If you’re a creative type, then you’ve likely encountered a situation where you have a ton of ideas and you keep thinking up new ones, only to eventually get overwhelmed by the sheer volume of them to the degree that you never put any of them into practice. A lack of focus can be a creativity killer!
This isn’t uncommon at all. Many people who let their creativity run unchecked can get overwhelmed when it’s time to sit down and focus. One of the solutions you can try is only allowing yourself a certain amount of time to just be wholly creative.
When your time’s up, you should break for a bit before looking over your ideas with focus and intent and select one of those ideas to actually develop and work on. You can go back to your other ideas later on, but for the time being, pick one and work with it to completion.
This allows you to actually make some progress and have something that’s tangible, instead of just having a collection of ideas. Ideas are certainly valuable, but if they’re never implemented and brought to fruition, they become worthless.
Even if the idea you choose doesn’t end up working out, at least you’re getting some practical application out of it, so that you’re not spending all your time just being creative.
The human mind often gets dazed and confused when being presented with too many options. It’s like when you can’t decide what you want at a restaurant, when you’re looking at a really long menu with so many choices.
You can easily evaluate and pick among ten or so items, but when you’re dealing with 30 or 40, you’ll start to quickly lose focus and not be able to make a good choice. It’s important that whatever idea you select to work on, it should be seen through to completion if possible.
If you just work on it a little bit and leave it unfinished, then it’s no better than never starting to begin with. The whole point of focusing on one of your ideas is to actually have something to show for it in the end.
If you have a half-completed project to show, then you really don’t have much at all. Don’t worry that doing this will stifle your creativity.
You’ll be able to get back to creativity as soon as you finish the project you’re working on. In fact, the break from brainstorming is like cleansing your palate – you may even come up with better ideas after a longer break filled with work.

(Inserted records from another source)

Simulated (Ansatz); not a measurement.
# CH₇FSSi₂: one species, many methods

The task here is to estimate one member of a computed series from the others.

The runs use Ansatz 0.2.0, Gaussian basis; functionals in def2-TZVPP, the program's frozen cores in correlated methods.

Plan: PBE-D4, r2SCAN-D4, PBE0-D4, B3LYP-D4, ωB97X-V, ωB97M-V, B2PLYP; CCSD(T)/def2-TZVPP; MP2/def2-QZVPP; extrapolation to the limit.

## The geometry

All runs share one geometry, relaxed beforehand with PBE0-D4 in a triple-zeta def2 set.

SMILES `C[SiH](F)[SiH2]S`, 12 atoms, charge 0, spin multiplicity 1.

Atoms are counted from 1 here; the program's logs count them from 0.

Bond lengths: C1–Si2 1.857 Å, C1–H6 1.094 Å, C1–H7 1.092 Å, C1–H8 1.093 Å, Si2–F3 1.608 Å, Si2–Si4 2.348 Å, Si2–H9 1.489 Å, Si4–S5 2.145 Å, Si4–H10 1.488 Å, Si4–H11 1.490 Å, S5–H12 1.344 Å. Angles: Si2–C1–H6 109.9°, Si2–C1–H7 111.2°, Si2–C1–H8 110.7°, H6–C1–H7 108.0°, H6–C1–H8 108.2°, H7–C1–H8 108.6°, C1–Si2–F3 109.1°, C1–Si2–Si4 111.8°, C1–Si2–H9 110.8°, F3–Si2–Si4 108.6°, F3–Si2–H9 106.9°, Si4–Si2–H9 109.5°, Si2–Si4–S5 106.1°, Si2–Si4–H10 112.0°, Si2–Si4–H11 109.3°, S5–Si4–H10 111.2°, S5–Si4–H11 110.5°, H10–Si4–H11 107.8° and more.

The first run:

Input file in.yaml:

The thing is that you need to stay focused on whatever it is you are trying to achieve and if you don’t, you’ll simply become frustrated.
Apart from overwhelm, having a poor attention will also affect the way you focus and how productive and creative you are so you definitely need to work on your attention span and that can be a major undertaking in todays modern world where everything is vying for your time and attention!
However, sometimes a poor attention span may actually become a benefit so is not always negative.
Intrigued? Let’s look a little deeper…
A Poor Attention Span Can Be A Benefit!

Like I said in the previous couple of paragraphs, if you have a short attention span, you’ve probably always considered it to be one of your drawbacks. It makes it difficult for you to focus and it makes working long shifts at work a real pain.
However, it does have its benefits, though they’re mostly going to help you in the long run, not in the short term. A short attention span can help you come up with greater creative ideas over time, allowing you to return to them when you have the time to dedicate to it.
Those who are more easily distracted have been shown to be more creative in a number of studies. The problem is, you’re likely not being paid to be creative all the time. You need to have time to be creative, but most of your time is likely spent doing physical work or work that’s bringing ideas to life instead of making new ideas.
In those times, a short attention span can be detrimental, because it disrupts your focus while you’re trying to actually create something that embodies the ideas you’ve come up with previously.
The workaround here is to have a system set up for quickly logging your ideas that pop into your mind so that you can return to them later, and spend time focusing on the task at hand in the present.
You could use something as simple as a little notepad with a pen. Anytime you’re working and get pulled off track by an idea, quickly jot it down and you can return to it later when you have time.
You’d be surprised at how much you continue to be distracted by ideas just because you don’t want to forget them. Once you know they’re written down and can be returned to later on, you can return to focusing on what you’re doing.
It’s beneficial to have all of these little ideas stored away, because at some point you might try to brainstorm something to work on, and you might not have anything coming to mind. Then, you can reference your notebook and use one of those little sparks of imagination to fuel a whole new project that you might’ve otherwise forgotten.
By keeping tabs on your overactive imagination like this, you retain all of those smaller sparks of creativity that can blossom into wonderful, big projects – while still working diligently to bring existing ideas to fruition.
Your subconscious mind is very powerful, and you are using this technique of jotting things down on the fly to tap into that subconscious and some of the ideas you note down could really inspire you so give it a go and see what appears!
Having any kind of focus requires a lot of self-discipline and even if you adopt the jotting technique above you will need to be disciplined to go back and do something with the ideas.